Sunday, 21 July

Playing explicit music in the workplace can be treated as discrimination: US court

Odd News
Someone at work

Vulgar music played in a workplace may be a form of sexual discrimination, a US federal appeals court has ruled.

Former employees from S&S Activewear in Reno, Nevada, had said in a lawsuit that the company allowed its managers and other employees to play music featuring "sexually graphic" and "violently misogynistic" lyrics.

The lawsuit claimed that it, therefore, fostered a hostile and abusive work environment at the company's facility.

The people who took offence to the music were eight claimants - seven women and one man.

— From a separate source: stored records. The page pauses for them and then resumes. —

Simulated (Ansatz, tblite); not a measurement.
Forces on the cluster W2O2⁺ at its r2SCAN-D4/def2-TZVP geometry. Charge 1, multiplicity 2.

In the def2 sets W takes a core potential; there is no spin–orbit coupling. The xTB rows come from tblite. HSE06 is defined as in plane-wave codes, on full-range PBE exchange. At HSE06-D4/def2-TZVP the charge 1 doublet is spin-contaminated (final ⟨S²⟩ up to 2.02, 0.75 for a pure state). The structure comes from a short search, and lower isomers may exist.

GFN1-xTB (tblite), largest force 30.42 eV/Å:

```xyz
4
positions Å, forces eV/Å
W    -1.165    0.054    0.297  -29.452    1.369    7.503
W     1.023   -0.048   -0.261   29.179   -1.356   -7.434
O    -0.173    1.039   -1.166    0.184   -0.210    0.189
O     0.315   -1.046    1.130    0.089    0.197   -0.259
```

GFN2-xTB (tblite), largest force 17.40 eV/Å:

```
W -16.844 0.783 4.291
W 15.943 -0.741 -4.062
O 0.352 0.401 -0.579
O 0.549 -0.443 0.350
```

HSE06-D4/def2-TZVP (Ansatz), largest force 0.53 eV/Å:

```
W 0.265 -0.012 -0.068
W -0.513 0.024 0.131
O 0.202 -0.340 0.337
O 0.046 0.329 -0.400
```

They claimed the music allegedly "denigrated women" and graphically detailed extreme violence against them.

According to the lawsuit, one of the songs in question included an Eminem single about a pregnant woman being put into a car trunk and "driven into water to be drowned".

The lawsuit also said the music incited abusive behaviour by male employees.

The male colleagues have been accused of openly sharing pornographic videos and yelling obscenities.

Despite employees raising their concerns, management from S&S defended the music, describing it as motivational.

The claimants found it difficult to avoid the music, as it was blasted from commercial speakers to cover the 700,000-square-foot warehouse.

In the lawsuit, the employees alleged the music and related conduct were sexual harassment and in violation of Title VII of the Civil Rights Act of 1964.

According to the Equal Employment Opportunity Commission, this "prohibits employment discrimination based on race, colour, religion, sex and national origin."

At first, a lower court dismissed the claim and agreed with the defendants that as both men and women were subject to the songs, the conduct did not constitute sex discrimination.

The court held that there was no allegation "that any employee or group of employees were targeted, or that one individual or group was subjected to treatment that another group was not".

The claimants appealed, and last week, the 9th US Circuit Court of Appeals vacated the dismissal and remanded the case.

This then allowed the lawsuit against S&S to move forward.

Judge Mary Margaret McKeown wrote in a court opinion: "Harassment, whether aural or visual, need not be directly targeted at a particular plaintiff in order to pollute a workplace and give rise to a Title VII claim.

"The challenged conduct's offensiveness to multiple genders is not a certain bar to stating a Title VII claim."

Mark Mausert, an attorney representing the employees, told NBC News: "The offence taken by a man doesn't magically cancel out the offence taken by women.

"The [lower] court used this semantical misinterpretation to arrive at a result that's not consistent with the purpose of the statute."

Mr Mausert said music with such sexually graphic lyrics and gender pejoratives could re-traumatise survivors of sexual abuse - particularly women.

"Nobody thinks about how it affects the people who don't want to listen to that music," he added.

"You want to have a healthy, interdependent work environment where people take care of each other and respect each other."

Sky News has contacted S&S Activewear for a comment.